Air guitar makes music
CANBERRA, Australia -- Posers can become performers with a high-tech T-shirt that turns the strumming of an air guitar into music.
Motion sensors built into the shirt's elbows pick up the wearer's arm motions and relay them wirelessly to a computer that interprets them as guitar rifts, said Richard Helmer, an engineer who leads the research team from the government's Australian Commonwealth Scientific and Industrial Research Organization. (Video demonstration: www.youtube.com/user/csiromedia)
Mr. Helmer, 34, a part-time guitarist with several bands, said he did much of the development at home as "a more fun product" that built on research that the government organization conducted into monitoring the knee movements of professional soccer players.

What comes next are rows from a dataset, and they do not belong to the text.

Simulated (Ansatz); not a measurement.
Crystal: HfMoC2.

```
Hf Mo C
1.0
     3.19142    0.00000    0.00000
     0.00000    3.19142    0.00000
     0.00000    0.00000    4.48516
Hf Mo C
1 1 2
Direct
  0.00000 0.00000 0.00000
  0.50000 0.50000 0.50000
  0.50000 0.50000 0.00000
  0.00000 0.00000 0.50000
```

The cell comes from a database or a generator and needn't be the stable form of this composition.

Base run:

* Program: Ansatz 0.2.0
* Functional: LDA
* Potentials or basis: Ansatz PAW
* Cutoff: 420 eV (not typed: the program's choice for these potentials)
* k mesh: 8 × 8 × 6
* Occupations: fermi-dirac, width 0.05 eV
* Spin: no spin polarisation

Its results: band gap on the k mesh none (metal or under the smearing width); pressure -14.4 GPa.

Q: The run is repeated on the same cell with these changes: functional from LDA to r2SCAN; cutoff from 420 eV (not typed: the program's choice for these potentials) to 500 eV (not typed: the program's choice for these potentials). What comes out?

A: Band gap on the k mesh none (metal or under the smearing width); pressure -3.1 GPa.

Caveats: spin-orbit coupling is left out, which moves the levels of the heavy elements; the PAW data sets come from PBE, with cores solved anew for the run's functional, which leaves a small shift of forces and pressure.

With strong interest in the "wearable instrument shirt" since the prototype was revealed Monday, Mr. Helmer is considering going into commercial production soon.
Recharging without cords
WASHINGTON -- There may be hope -- however distant -- for recharging cell phone, laptop and other batteries without plugging them into the wall, a scientist said.
Although he hasn't built a device yet, Massachusetts Institute of Technology physics professor Marin Soljacic said he had figured out how to wirelessly recharge batteries, much like the way people can surf the Web untethered.
In a presentation at an American Institute of Physics forum in San Francisco, Mr. Soljacic made the case for using specially tuned waves of electromagnetism that don't radiate like normal waves.
The idea is that the recharge device and the receiver would be on the same acoustic frequency, similar to how a radio picks up only one channel at a time, so that the energy would mostly go straight to the intended battery, Mr. Soljacic said.
Some of the electromagnetic energy would go elsewhere but Mr. Sojacic doesn't believe it would harm people, noting that humans can endure strong magnetic fields with magnetic resonance imaging machines.
Mr. Soljacic envisions a device with wiring loops mounted on the ceiling of a room. He even sees this as a way of recharging electric buses on the go if there's a large "pipe" with recharging energy above a highway.
The concept of wirelessly recharging batteries has been dismissed before, deemed way too inefficient with too much energy put out into the air and little where it's supposed to go. But Mr. Soljacic said using special resonating frequencies could theoretically cut energy loss to only half of the energy produced, making the technology usable.
MP3.com hosting music again
LOS ANGELES -- MP3.com is reopening its servers, nearly a decade after it helped usher in the online music era by letting largely unknown bands submit files for computer users to download.
The site, acquired by San Francisco-based CNET Networks Inc. in 2003, has undergone a redesign. Relaunched officially on Tuesday, the site now offers up to 100 megabytes of storage space for audio tracks and unlimited space for videos, free of charge.
The company won't say how many independent artists or tracks have been uploaded to the site since it began accepting files a few weeks ago.
CNET bought only the Internet domain, not the library of more than 1 million tracks that bands had uploaded to MP3.com since 1998.
So, until recently, the site focused on offering editorial content on major label artists and enabled visitors to stream selected tracks and videos while online, typically with links to Internet music stores where fans could buy downloads for portable devices and offline play.
The revamped site weaves in tracks and videos by independent and unsigned bands for visitors to download directly from MP3.com. It gives at least some of the fledgling acts equal billing with similar artists from major labels.